Having read the book an actually kind of unreasonable number of times, I think that beyond all the trappings of spycraft, the story is actually about two relationships: Smiley and Ann and Haydon and Prideaux. There is a subtle parallel between the two relationships, and Haydon destroys both of them. But in the movie, they take all the heat out of the Haydon/Prideaux relationship and leave it as a kind of subtext. And Ann (as a speaking, thinking human) entirely disappears from the movie.
Ann is pretty much the first person in the book to realize that Haydon is the mole, though, not being a spy, she doesn’t know what she knows, just that there is something really wrong with Haydon. Prideaux is probably the second person to know that Haydon is the mole (he goes to warn him that control is on to him before he is sent to Czechoslovakia). Karla sets Haydon up to betray, not just Britain, but specific individuals, and it his intimates who figure it out first.
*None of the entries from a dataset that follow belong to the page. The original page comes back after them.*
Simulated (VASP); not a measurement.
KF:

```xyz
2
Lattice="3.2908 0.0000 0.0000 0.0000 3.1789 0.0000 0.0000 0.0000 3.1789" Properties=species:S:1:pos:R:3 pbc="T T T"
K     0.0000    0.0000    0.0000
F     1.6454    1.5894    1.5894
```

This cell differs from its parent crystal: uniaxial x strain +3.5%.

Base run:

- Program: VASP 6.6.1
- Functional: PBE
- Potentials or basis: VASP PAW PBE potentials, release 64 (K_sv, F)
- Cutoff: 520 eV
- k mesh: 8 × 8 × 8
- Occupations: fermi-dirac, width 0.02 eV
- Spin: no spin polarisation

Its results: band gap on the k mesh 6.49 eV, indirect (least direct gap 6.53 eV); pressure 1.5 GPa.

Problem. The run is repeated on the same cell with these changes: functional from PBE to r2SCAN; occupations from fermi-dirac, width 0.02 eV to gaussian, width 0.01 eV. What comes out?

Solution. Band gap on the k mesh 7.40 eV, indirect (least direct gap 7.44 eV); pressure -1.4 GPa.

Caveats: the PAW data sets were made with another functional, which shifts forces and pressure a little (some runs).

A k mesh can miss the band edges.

In the book, there is what I assume to be a period-typical level of casual homophobia, particularly with regards to effeminate gay men (obviously still a problem in the real world).
Somehow Haydon, whose flings with men are an open secret, escapes from this crude homophobia. He is described as a bohemian artist (as well as being upper class) and so is given a certain leeway. He is also never described as effeminate.
And his relationship with Prideaux is handled very seriously. At university, Haydon pretty clearly has romantic feelings for Prideaux, even if it’s unclear if their relationship was sexual. Bill Roach (Prideaux’s shy, observant student) realizes immediately that Prideaux has lost his companion, and muses that he doesn’t understand how adults love one another. And then at the end of the book, Smiley states, without any sideness, that Haydon and Prideaux may have been lovers.
And I actually sort of see why they took most of that out of the movie. Because the the theme of public/private betrayal is mirrored in the treatment of Haydon’s bisexuality (including a crass foreshadowing that he is the double agent, when Gwillam says of Haydon “they said he went both ways”). It is totally in keeping with the post-Burgess conflation of homosexuality and treason, and specifically double agents. (And it’s worth noting that unlike Burgess, Blunt, and Maclean, Philby, who Haydon was based on, was probably straight.)
So, in the movie, they take out all explicit references to Haydon’s bisexuality, and tone down his relationship with Prideaux. And to compensate, they make Peter Gwillam (straight in the book) into a more modern kind of gay character (one that is hard to imagine Le Carre writing in 1974) a straight-acting man in a stable relationship with another (straight-acting) man. And the homophobia is of an external, impersonal kind, where he is forced to be closeted (and to break up with his partner) to keep his job.